IT’S A STEAMY DAWN in downtown Manila—already hot though it’s only six thirty. A group of slim young men and women in their teens and twenties file out into the middle of a busy avenue, wearing white shirts, black pants, and purple headbands. The strains of Katy Perry’s “Firework” rise from a boom box, heavy on the bass. At other times, they dance to Aretha Franklin’s “Respect” or the Disney theme “Let It Go.” But this is a morning for fireworks.
The kids start to dance, with verve, as perfectly synchronized as a Broadway chorus line. They sing as they move, improvising as they go, riffing on Katy Perry’s lyrics in a mix of Tagalog and English—igniting the light inside them, letting it shine, showing the world what they are worth. They shout, strike poses, pump fists. “‘Cause baby, we are fireworks.” Cars roar in from all directions. Drivers honk, or tap their fingers through open windows. Motorcycles grind to a halt. Some yell at the dancers to move; others sing along. Then comes the chant: “What do we want? Decent jobs!” Again and again to the beat of the song. “Decent jobs for all.”
It takes forever to get anywhere in Metro Manila. One of the world’s most densely populated cities, it is also vast. In 2016, Manila had thirteen million people, twenty-three million if you count suburbs and ring-towns. The city center is choked by sprawling, smoky slums that are home to many young activists in the RESPECT Fast Food Workers Alliance. The poorest among them come from what Joanna Bernice Coronacion calls “danger zones”—where tin and cardboard shacks sit below sea level, flooding every time the inevitable rains and typhoons hit. It’s a world of mud and sewage, but also of song and dance.
Many of the best performers come from Bagong Silangan, a barangay known for high unemployment and excellent dancers, says Lei Catamin, a twenty-three-year-old choreographer, theater student, and labor organizer. When Coronacion and Catamin realized that poor kids were entering dance contests to make money for their families, they helped them create a Dancers’ Union of Bagong Silangan—DUBS. The name is an allusion to a globally popular genre of electronic dance music that grew out of reggae, hip-hop, and techno.1
Much of the Philippine workforce is under thirty and jobs are increasingly precarious; using young dancers to lead labor protests drew attention to these issues, Catamin says. “I was totally nervous, my first time to dance in the street,” says DUBS member Irene Remontal. “But seeing all the people stopped on the overpass and the vehicles watching us, at that moment, I felt joy.” Dancing for a cause feels great, says a nineteen-year-old male DUBS member. “Before I only danced to brag. Now with DUBS I dance for a purpose. Decent and secure jobs. Upholding women’s rights. These issues have impact on my and my family’s lives.”2
Lei Catamin used to represent his university in dance competitions. Then he realized that he could put his musical theater training to work for “something larger, more important. It’s good when you can use your talent and skills to show that young people need respect, that we need rights.” Now a youth organizer for the Alliance of Progressive Labor, Catamin has turned down higher-paying work “for the cause.”
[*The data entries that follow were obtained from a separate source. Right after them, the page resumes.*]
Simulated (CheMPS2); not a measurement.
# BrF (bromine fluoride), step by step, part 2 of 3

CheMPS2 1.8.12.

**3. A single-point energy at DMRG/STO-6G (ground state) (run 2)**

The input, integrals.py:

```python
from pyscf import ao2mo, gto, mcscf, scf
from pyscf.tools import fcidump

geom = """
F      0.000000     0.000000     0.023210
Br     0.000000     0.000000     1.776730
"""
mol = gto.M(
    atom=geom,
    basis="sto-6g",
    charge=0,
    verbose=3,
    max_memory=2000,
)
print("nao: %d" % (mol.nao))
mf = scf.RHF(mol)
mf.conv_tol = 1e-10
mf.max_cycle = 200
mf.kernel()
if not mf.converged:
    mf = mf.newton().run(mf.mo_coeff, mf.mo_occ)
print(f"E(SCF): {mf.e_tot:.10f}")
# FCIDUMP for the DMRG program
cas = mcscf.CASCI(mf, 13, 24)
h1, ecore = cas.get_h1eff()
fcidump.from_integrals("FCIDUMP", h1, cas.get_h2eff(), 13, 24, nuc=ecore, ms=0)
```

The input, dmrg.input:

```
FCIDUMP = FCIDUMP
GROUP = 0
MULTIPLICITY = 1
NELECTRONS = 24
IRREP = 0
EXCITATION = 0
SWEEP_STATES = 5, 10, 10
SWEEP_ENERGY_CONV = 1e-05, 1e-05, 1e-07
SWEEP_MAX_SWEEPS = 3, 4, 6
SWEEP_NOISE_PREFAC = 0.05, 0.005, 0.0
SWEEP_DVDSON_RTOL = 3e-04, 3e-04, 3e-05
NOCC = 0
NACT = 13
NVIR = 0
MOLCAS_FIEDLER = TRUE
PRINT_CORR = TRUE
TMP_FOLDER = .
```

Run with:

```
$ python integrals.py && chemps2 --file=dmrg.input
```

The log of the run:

Song and dance, Catamin believes, has attracted a new generation to a graying Philippine labor movement. “We started doing flash mobs to appeal to young people,” he says. “Instead of carrying protest signs, same old, same old, we perform. When people start to listen, clap their hands, maybe sing along, we know we are succeeding. The young dancers all understand that we are not performing for the sake of performance but for a larger purpose.”
And organizers work hard to ensure that performers understand the issues, says Catamin. “Before we take youth to a mobilization, we do education about wage theft, about sexual harassment, about labor rights. What is the impact on your life? On your community? On your family? They get it. They say: ‘Wow. I have been cheated, my mother, my brother have been cheated, for so many years.’ Then they know not just where they are going to dance, but why.”
Though music has been an important part of many social movements, young Filipino workers have turned musical theater into protest art. So much so that Manilans are used to encountering street scenes that appear to have been ripped from the sets of television musicals. On May 14, 2014, a day of global action, teenage fast-food workers line-danced their way through Manila, singing to the music from Disney’s animated hit Frozen.
Singing loudly, they urged fellow workers: “Let it go. Don’t hold back anymore. Let it go. Turn away. Slam the door.” They made up lyrics as they danced. Holding hands, they pulled workers from behind counters and into the streets, into the strike. They sang about rising as a new dawn broke. And they celebrated the end of fear. “Here I stand in the light of day,” they sang. If that brought a raging storm, that was fine. “McDonald’s never bothered me anyway.”
Flash mobs have become a signature of the Philippine labor movement. On International Women’s Day 2015, five thousand trade unionists danced in front of Manila’s Malacanang presidential palace, singing Helen Reddy’s 1972 hit “I Am Woman.” One year later, men danced wearing women’s shoes because “Walk a Day in My Shoes” is a slogan of the low-wage workers’ struggle everywhere. And during the 2016 global week of action by hotel housekeepers, DUBS dancers made the march a chorus line as hotel workers sang: “Women’s voices can shake the world.”
RESPECT’s best-known musical protest dance is the Aretha Franklin 1967 megahit for which the group is named. It’s Lei Catamin’s favorite. He breaks into dance, demonstrating his flashiest moves. Breathing hard, he chants, “R-E-S-P-E-C-T. I’ll tell you what it means to me.” Dancing and running. Then he freezes with his fist raised. He looks up and shouts: “Respect!” It’s not as easily quantified as a living wage. But it’s crucial.